In Psalm 146, a clear distinction is made between the power of God and the power of man.  It says in Psalm 146:4-5, “Don’t put your confidence in powerful people; there is no help for you there.  When they breathe their last, they return to the earth, and all their plans die with them.” 

Not so with God, the Psalm goes onto say.  He made everything and his promises endure forever.   

And yet, how does God exert his power? The rest of the Psalm goes onto to celebrate the way God cares for the oppressed, hungry, prisoner, blind, those weighed down with life, foreigner, orphan and widow.   

The ESV Devotional Psalter says, “This is the best of all possible worlds.  This is a God who can be counted on unflinchingly...Are you in distress?  Are you overwhelmed?  Marinate your heart in the power and love of the Savior.” 

Psalm 147 reminds us that Psalm 146 is no fluke. The same theme is celebrated all over again. In Psalm 147:10-11 it says, “He takes no pleasure in the strength of a horse or in human might. No, the Lord’s delight is in those who fear him, those who put their hope in his unfailing love.” 

Again, God is exalted for his power. And yet it is a power that is marked with great compassion for those who are humble.   

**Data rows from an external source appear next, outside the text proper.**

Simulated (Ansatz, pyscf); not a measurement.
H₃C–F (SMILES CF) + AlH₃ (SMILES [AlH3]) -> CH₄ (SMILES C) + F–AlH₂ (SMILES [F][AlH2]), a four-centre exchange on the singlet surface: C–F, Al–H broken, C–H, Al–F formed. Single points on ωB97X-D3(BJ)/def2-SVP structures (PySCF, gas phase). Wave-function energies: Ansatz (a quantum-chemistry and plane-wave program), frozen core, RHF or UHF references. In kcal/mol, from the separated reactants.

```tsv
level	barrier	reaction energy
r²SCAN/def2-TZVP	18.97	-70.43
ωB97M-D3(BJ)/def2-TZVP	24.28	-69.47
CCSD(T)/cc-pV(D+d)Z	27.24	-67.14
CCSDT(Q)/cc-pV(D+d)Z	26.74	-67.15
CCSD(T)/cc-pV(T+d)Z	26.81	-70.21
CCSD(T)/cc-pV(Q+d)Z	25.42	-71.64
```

To whom does God draw near? The ESV Devotional Psalter answers that question this way, “The brokenhearted. To whom is the Lord most strongly, irresistibly pulled? The outcasts. The losers. Those rejected by the world. Those of apparent insignificance by the world’s standards.” 

Two thoughts. 

First, be encouraged. Humble yourself before God and he will meet you with all his power and all his compassion. This is God’s way. This is great encouragement for anyone who is in need. 

Second, imitate God. The world runs after strength, slickness, outward appearance, impressiveness. God runs after the brokenhearted. Which of the two are you prone to run after?   

Hmm!  That is something I am contemplating.